"What's going on here is absurd": Lawyer says Texas SpaceX ruling threatens labor enforcement

 Chesnot/Getty Images
Chesnot/Getty Images

A federal court in Texas granted SpaceX a preliminary injunction in its case against the National Labor Relations Board, suggesting the company’s argument that the labor rights agency didn’t have the right to prevent its agents from being taken off cases without good cause would succeed.

The move is a blow to the regulatory power the NLRB wields to use administrative law judges to adjudicate labor disputes, granting SpaceX an injunction and temporarily halting a case alleging that the company forced employees into unlawful severance agreements.

U.S. Western District of Texas judge Alan Albright wrote in a Tuesday ruling he was ”satisfied that SpaceX has demonstrated a substantial likelihood of success” on its argument that “NLRB Members are unconstitutionally protected from removal.”

Following the Supreme Court’s ruling that the Chevron doctrine, which empowered federal agencies to interpret laws to operate without explicit authorization, cases in multiple jurisdictions have sought to cripple regulatory bodies like the NLRB. In a separate case, the Supreme Court struck at the SEC’s ability to pursue civil fraud penalties with its own administrative courts, a ruling that dissenting Justice Sonia Sotomayor called a “power grab.”

“What's going on here is absurd,” civil rights lawyer Joshua Erlich wrote in a post to Bluesky. “SpaceX is arguing that the NLRB has, for the last 89 YEARS, been operating unconstitutionally; that the NLRB was never legal to begin with.”

SpaceX CEO Elon Musk, who previously engaged in union-busting at Tesla, has publicly derided the National Labor Relations Board and its worker protections in the past.

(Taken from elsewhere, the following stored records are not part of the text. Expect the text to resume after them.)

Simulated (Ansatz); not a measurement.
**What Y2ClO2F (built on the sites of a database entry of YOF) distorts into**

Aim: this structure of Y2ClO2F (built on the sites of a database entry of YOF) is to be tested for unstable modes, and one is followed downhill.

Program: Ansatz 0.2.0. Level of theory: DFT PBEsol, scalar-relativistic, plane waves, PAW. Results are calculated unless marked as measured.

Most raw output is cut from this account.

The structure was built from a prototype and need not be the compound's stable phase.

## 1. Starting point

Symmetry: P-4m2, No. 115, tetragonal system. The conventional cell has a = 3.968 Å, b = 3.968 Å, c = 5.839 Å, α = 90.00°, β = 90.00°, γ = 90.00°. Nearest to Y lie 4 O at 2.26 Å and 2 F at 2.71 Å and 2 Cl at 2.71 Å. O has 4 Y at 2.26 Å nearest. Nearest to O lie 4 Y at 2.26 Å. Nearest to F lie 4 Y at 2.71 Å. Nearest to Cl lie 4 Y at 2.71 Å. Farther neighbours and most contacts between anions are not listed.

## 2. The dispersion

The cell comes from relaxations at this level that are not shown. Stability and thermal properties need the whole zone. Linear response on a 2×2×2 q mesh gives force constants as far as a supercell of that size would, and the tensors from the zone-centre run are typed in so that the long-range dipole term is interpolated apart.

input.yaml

“I disagree with the idea of unions … I just don’t like anything which creates a lords and peasants sort of thing,” Musk said last year, per the Guardian.

Across the country, restaurant chain Portillo’s filed a complaint in Illinois claiming that the NLRB was operating unconstitutionally, citing a similar argument that its agents and judges were protected from removal unconstitutionally.